Life and pensions business Chesnara has agreed to acquire Luxembourg-based closed life insurance business Scottish Widows Europe from Lloyds Bank subsidiary Scottish Widows for €110m (£95.98m).
The deal adds €1.7bn (£1.48bn) of assets under administration to Chesnara and approximately 46,000 in force policies.
The acquisition is expected to be completed by the end of 2026 and is subject to customary regulatory approvals.
The firm said the acquisition will generate cash of €250m (£218m) over the lifetime of the policies held in the Scottish Widows Europe portfolio, with €100m (£87.25m) of the cash generated in the first five years.

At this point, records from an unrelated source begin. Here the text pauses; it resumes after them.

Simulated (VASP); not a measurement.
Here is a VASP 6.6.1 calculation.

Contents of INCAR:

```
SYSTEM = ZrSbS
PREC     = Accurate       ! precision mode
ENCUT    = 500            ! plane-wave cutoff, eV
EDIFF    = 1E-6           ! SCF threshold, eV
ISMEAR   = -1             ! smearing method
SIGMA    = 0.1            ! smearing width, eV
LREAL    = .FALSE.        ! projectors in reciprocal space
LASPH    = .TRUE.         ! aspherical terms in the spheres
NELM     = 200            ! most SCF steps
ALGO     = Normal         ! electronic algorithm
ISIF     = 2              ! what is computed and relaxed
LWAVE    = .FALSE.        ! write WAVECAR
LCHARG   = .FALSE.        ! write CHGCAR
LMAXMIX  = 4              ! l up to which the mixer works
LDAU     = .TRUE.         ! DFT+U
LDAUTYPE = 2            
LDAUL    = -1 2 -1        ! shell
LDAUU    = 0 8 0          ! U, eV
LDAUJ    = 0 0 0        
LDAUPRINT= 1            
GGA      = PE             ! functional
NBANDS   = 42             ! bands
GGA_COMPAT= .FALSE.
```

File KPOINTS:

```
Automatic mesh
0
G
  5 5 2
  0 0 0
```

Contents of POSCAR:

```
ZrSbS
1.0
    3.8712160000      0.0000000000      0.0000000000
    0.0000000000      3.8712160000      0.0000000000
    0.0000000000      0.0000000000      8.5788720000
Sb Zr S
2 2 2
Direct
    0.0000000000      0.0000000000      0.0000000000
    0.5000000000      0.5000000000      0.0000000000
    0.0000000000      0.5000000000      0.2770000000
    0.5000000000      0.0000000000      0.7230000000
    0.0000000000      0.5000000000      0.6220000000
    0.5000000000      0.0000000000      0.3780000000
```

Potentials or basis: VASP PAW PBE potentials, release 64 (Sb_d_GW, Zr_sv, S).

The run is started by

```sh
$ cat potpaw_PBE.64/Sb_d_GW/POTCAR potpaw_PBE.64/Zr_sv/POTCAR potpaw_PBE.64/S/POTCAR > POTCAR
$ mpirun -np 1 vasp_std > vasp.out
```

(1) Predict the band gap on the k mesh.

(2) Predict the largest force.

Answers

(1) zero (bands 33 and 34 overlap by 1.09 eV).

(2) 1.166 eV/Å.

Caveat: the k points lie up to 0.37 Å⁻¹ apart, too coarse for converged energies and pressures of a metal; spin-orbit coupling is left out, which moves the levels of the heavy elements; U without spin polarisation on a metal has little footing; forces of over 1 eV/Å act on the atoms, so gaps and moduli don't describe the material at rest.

Chesnara, which already has businesses in the UK, Sweden and the Netherlands, said entrance into Luxembourg was “an additional attractive market,” and the addition of new policyholders based in Germany, Austria and Italy “provides a platform for increased consolidation and scale across Europe.”
Steve Murray, Chesnara CEO, said: "Scottish Widows Europe is another material and value-accretive transaction with a product set that we know well. It marks our entry into Luxembourg, providing a new platform for in-market and wider European consolidation and expansion.
“We are pleased that another major financial institution, Lloyds Banking Group, has chosen us to look after their policyholders. We look forward to welcoming Scottish Widows Europe policyholders and new colleagues to Chesnara.”
Chesnara was formed in the UK 2004 with the purchase of closed life and pensions book Countrywide Assured, which had been demerged from estate agency group Countrywide.
It has grown through the acquisition of three predominantly closed UK businesses, open life and pensions businesses in Sweden and the Netherlands and a closed Dutch group.
It administers just under 1m life and pension policies; 270k in the UK, 290k in Sweden and 370k in the Netherlands. It had £14bn of assets under administration as at 30 June 2025: £5bn in the UK, £6bn in Sweden and £3bn in the Netherlands.